As somebody that loses hours per workday to fixing problems related to not having types, I am going to disagree, language is important.
The author of the post tried to dive into learning Haskell without asking for help or doing any exercises by writing a time series database. I asked him to at least try asking a question on the mailing list because I believed he’d get good help there, he refused to even try. His attitude was that either he could it without help or he couldn’t do it.
I have to wonder if modern civilization (bridges, video games, clean water) would exist if everybody had that attitude.
This is a pretty typical flame-out that occurs when you attempt a complicated project without having learnt the language first. This article is me exactly 3 years ago, after having attempted similar without having learnt Haskell first.
You have to humble yourself, do the work, learn the language. Then tackle a project.
I didn’t want to post anything like that into the blog post, but since you’ve started going personal, I have to defend myself.
a) when I have started, I was searching for help. But since the most basic concepts were rather clear for me, I was left all by myself in majority of times. I can bring up all the occurrences of myself asking questions about things like thunk leaks, about monadic order swapping. How many times they were answered? Correct, zero.
Once a very kind person helped me to understand Monadic Transformers. I will never forget his kindness.
b) I refuse to try posting things to the mailing lists because there were multiple times when people from Haskell community were responding my questions with simple “this is Functorial, everyone should know that”, or “you should be smart enough to figure that out” and other humbling things.
c) There is a false assumption that I am having problems with Haskell. I do not have any problems with Haskell. Assuming that if other people do not like something, they automatically do not know something is false and misleading. I’m saying that Haskell will take a long time to learn. I did learn it (read several books, and caught up on theory), and I have no problem programming it.
This is exactly the point I had. You say that Haskell is “next level”. I say no. There’s absolutely nothing special about Haskell. And we all should live with it.
It’s very easy to say what I’ve done was a recipe for failure: https://twitter.com/bitemyapp/status/541962675488452608
Although I can’t say it’s a failure due to two reasons:
As for me, even if I had to drop the DB itself it was a success.
I think that his tone is positive in the sense that one has to know how an algorithm works in order to be able to implement it in any language for example.
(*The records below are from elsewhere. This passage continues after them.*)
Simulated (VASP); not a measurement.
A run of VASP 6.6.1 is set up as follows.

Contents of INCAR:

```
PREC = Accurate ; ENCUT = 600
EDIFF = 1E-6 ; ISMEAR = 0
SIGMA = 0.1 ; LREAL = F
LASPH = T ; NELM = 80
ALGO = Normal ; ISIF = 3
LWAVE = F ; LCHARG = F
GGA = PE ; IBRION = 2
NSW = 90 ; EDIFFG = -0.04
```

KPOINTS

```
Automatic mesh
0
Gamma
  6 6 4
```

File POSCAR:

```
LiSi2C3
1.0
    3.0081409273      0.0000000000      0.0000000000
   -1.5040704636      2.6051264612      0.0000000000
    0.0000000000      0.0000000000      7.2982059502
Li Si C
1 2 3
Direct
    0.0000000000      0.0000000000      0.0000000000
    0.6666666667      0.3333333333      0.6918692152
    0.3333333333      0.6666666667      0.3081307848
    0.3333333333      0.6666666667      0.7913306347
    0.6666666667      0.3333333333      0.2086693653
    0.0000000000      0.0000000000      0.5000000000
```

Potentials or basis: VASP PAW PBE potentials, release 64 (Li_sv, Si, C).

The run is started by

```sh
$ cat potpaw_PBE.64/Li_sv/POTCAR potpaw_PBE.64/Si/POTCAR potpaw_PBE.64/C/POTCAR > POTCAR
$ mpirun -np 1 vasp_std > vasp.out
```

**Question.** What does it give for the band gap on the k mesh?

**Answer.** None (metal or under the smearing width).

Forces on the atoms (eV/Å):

I do not think that he disagrees that learning the language itself is important since there are languages that allow certain algorithms to be implemented nicely and others that do not. However the true beauty of functional languages is how closely they are related to the abstract concepts behind commonplace constructs we use in different (even imperative) languages.
In that case, languages like Haskell are in an advantage respect to languages that are more clumsy in their functional characteristics, so yes, the language is important in that respect. But the notions behind what you do are more important in order to use it efficiently.